Note by default, Intel Fortran aligns derived type components at 8 byte boundaries and thus the memory location offsets are 0, 4, and 20.
Now consider the following:
But in all the above cases, the unformatted read action on the file is ok and the object ("bar") is deserialized as expected.
Gary suggested that padding was being added at the point of the I/O, which is absolutely not happening. As I said earlier, components do get padding for natural alignment by default in Intel Fortran. You can disable this by 1) Making the type a BIND(C) type, 2) Specifying /noalign when compiling, 3) bracket the type declaration with !DIR$ OPTIONS /NOALIGN ... !DIR$ END OPTIONS, 4) Make the type a SEQUENCE type (not recommended)
No, I never suggested that it was added during (at the time of) the IO process. I asked whether padding that is already present in the structure in memory is included in an IO operation when a whole DT reference is made. Some other compilers docs indicates that it is, some that it is not. If not for IVF, then the answer was more likely that the components were reordered (non-sequence type). My inspection of the binary file content (and the program that normally reads it failed) was that two zero bytes appeared between two initialized character variables. The file must be compatible across compiler versions (e.g. created with 11.1) and regardless of compile time options that impact order (and/or padding), therefore I've redesigned all IO to explicitly specify the component list in the preferred order. This will eliminate these incompatibilities once and for all. Yes, I should have known better, but the pressure of producing something quickly led to a poor design.

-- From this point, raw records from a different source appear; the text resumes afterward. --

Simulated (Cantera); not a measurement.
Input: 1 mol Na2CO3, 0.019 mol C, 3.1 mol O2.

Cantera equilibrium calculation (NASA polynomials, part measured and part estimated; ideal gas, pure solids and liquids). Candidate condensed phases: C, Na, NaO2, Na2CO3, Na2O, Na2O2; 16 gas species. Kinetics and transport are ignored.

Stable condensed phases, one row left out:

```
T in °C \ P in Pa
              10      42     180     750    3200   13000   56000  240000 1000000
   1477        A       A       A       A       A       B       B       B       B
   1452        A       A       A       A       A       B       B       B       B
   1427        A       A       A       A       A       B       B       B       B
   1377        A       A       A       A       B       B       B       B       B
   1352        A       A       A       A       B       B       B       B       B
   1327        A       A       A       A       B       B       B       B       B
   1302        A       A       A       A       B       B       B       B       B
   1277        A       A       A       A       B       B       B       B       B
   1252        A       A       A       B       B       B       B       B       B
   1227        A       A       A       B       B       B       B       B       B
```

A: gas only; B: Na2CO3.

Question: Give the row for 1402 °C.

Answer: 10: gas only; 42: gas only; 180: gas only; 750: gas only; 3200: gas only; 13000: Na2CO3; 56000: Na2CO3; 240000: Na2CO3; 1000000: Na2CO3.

Gary, many of your comments strike me as being ambiguous and confusing. Some sentences defy my attempts to parse them (e.g. "I could take your response as implying that I thought it was added only on the write operation" in #3). On the other hand, Steve's statements are quite clear and informative.
This is just my reaction to what has been said in this thread and the companion CLF thread. I do not seek to start an argument. If you do not agree with my observations, please ignore them.
As I said, an unformatted WRITE of a derived type value is treated as a single entity, not as a series of components. If that entity has padding in its storage representation, those pad bytes are included. A formatted WRITE is different, but you asked about "binary/stream I/O" by which I understand you to be asking about unformatted stream I/O.
How applicable is the code provided in Message #5 to whatever one can reasonably infer about the issues as commented by OP?
OP has also brought up component reordering. Per my understanding and as shown with the code in Message #5 and also based on Steve's comments in Message #4 (anonymous block of bytes) and #9 ( single entity), component reordering is also a non-issue with writing and reading a derived type using unformatted and say stream IO. Is this accurate?
Any component reordering (which Intel Fortran doesn't do but the standard allows for non-SEQUENCE and non-interoperable types) happens when the compiler lays out the derived type in memory. The compiler never inserts padding or reorders components during execution.
Since OP has yet to provide a test case, we can speculate until the cows come home about what the problem might really be. I suspect in the end it will prove to be a coding error.
There is no need for a code sample. I merely asked for clarification as to how IVF actually behaves. I made no accusation that IVF was doing anything wrong. I know I have a coding error, that was the point of the question, to clarify the best approach for fixing the coding error. First you must understand the cause...I was also not trying to be argumentative, for heaven's sake.
Your very first statement "Padding is never added during I/O." was not what I was expecting and confused me. I never even considered that padding might be added only during the IO operation if it wasn't present in memory. My going in theory was that it was added if it was included in memory (for steam io) and I just wanted confirmation.
The following statement is what I expected to see:
"an unformatted WRITE of a derived type value is treated as a single entity, not as a series of components. If that entity has padding in its storage representation, those pad bytes are included. A formatted WRITE is different, but you asked about "binary/stream I/O" by which I understand you to be asking about unformatted stream I/O."
So, now I fully understand. Thank you all.
OK, but now there's a little ambiguity from my point of view: in memory, at least if the UDT have the BIND property, it will get aligned according to the requirements of its most restrictive component. During unformatted I/O, if the previous operation left the file at some weird alignment, as by outputting a character variable with an odd LEN, do padding bytes get inserted before the structure to align it or is the whole structure written to the file misaligned?
Repeat Offender wrote:
if the previous operation left the file at some weird alignment, as by outputting a character variable with an odd LEN, do padding bytes get inserted before the structure to align it or is the whole structure written to the file misaligned?
Padding is never inserted during I/O. FIles don't care about alignment.
R.O., You don't think that Fortran goes that deep into the storage architecture, do you? -- deeper than the level of the user's view of the file system, which is as a collection of bytes?
You would have to look into the depths of the filesystem and HDD/SSD controllers to see alignment and padding issues. For example, the "wear-leveling" strategy used on SSDs.